Riccardo (Jack) Lucchetti schrieb:
On Thu, 22 Oct 2009, Allin Cottrell wrote:


On Thu, 22 Oct 2009, Artur T. wrote:

I am surprised that it is not possible to save models within the
loop function. I really thought that this worked some versions
ago, but I might e wrong.

I'm not 100% certain, but pretty sure this has never worked.  The
difficulty is that commands within a loop are handled "deep
inside" libgretl, as opposed to commands registered via GUI
point-and-click or the gui console.  (The processing of commands
within a loop is shared between the gretl GUI program and
gretlcli, which has no concept of "named models".)

So to get this sort of thing to work we need to exploit a
"callback function" from libgretl to the GUI program, whereby
libgretl says, "Hey, the user wants to save this model under a
given name, can you handle that?".

As it happens, I'm working on that right now (I started earlier
today).  What I'm aiming to implement is:

* the ability to save a named model within a loop;

* the ability to add the last model to the "model table" within a
loop; plus

* the corresponding functionality for graphs within loops (save
named graph; add graph to the GUI "graph page").

So this is something that, hopefully, should be available before
too long.

FWIW, I'm not entirely enthusiastic about this kind of thing. Sure, the
more you can do (especially in a script), the better. But my spider sense
is tingling --- there are many many things that can go wrong with this apparatus.

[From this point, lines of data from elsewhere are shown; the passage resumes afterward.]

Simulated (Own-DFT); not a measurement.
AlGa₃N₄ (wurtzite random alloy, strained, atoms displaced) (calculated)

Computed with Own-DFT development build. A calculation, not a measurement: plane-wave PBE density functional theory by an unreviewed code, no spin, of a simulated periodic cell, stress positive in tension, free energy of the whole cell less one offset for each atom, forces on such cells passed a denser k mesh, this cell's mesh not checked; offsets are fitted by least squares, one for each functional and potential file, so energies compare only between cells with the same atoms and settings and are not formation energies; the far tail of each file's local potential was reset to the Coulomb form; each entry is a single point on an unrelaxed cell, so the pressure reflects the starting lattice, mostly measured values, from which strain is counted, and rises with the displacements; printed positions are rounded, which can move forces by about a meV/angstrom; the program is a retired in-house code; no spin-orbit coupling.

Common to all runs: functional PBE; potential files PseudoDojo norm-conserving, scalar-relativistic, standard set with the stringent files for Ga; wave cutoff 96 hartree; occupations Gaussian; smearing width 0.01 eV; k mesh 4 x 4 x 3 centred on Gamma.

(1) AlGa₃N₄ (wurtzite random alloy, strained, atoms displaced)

By the way, what's the point of storing models in a loop? The only
situation I can think of is when you have to apply the same estimation
method over and over again and need to compare the results at the end.
Except when you have very few of them, you probably won't want to compare them by clicking on each model in turn and having a gazillion windows open on your desktop. What you probably want to do is store the relevant quantities (coefficients, residuals, information criteria) somewhere (in a matrix, a text file, whatever) and start from there.
Yes, I thought it is a convenient way to compare the models. But actually you might be right. If the implementation is accompanied by possible problems "with the apparatus" than the negative effect of it might be higher than the positive one.
But at least the saving of graphs (using different options) should be possible. ;)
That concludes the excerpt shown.